The phase-out plan approved by legislators this month will decrease the inheritance tax in stages starting next year until it is eliminated after 2021. The inheritance tax law would increase from $100,000 to $250,000 the amount not subject to the tax for immediate family, and then it would reduce the tax levy by 10 percentage points annually until the tax is gone.
"Never again, we hope, will a farm or small business change hands because of the inheritance tax," Daniels said before signing the measure.
State fiscal analysts expect the rollback will end up costing the state $165 million by 2024, but lawmakers who signed off on the measure said the hit would be offset in large part by an agreement to begin taxing online retailer Amazon.com in 2014.

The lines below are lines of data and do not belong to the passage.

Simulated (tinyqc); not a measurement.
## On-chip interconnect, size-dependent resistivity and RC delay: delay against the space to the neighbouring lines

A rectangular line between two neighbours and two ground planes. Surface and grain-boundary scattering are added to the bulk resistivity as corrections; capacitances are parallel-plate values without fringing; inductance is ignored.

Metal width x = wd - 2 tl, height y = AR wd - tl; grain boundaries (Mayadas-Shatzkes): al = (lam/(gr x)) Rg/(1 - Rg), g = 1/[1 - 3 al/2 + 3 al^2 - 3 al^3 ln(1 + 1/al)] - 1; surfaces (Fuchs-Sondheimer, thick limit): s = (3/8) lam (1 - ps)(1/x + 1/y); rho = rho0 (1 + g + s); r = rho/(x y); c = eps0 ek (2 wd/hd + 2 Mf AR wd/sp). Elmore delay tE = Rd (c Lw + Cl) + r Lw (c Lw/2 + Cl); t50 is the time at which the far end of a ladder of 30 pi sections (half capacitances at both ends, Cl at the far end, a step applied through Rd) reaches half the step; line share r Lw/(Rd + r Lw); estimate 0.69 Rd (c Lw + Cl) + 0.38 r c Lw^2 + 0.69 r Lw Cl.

The kindergarten bill that Daniels signed calls for about $80 million to cover additional costs associated with full-day kindergarten. The money would be available to schools for one year and would have to be approved again during next year's crafting of the biennial budget, although Daniels said he is confident they will continue to pay for the schooling.
"They better!" he said.
The measure also prohibits districts from charging special kindergarten fees.
In addition to these bills, Daniels approved a requirement that the state hold more money in reserves before an automatic tax refund kicks in. The refund will send half of all reserves above a 10 percent savings threshold back to taxpayers. Starting next year, that threshold would increase to 12.5 percent of state spending before the money is returned.
Daniels on Tuesday delivered new estimates that the 3.3 million Indiana residents who filed tax returns will receive $70 if the state maintains an expected cash reserve of $1.8 billion.
That $1.8 billion in state savings can be attributed to three things: improvements in tax collections as the economy has improved, deep cuts made throughout the 2011 budget year by the Daniels administration and a budgeting error that added $320 million to the state's books.
Daniels also signed a measure giving $6 million more to victims of last summer's deadly state fair stage collapse.
As for a measure that would allow residents to use force when resisting police in some cases, Daniels said he's still unsure whether he will approve it.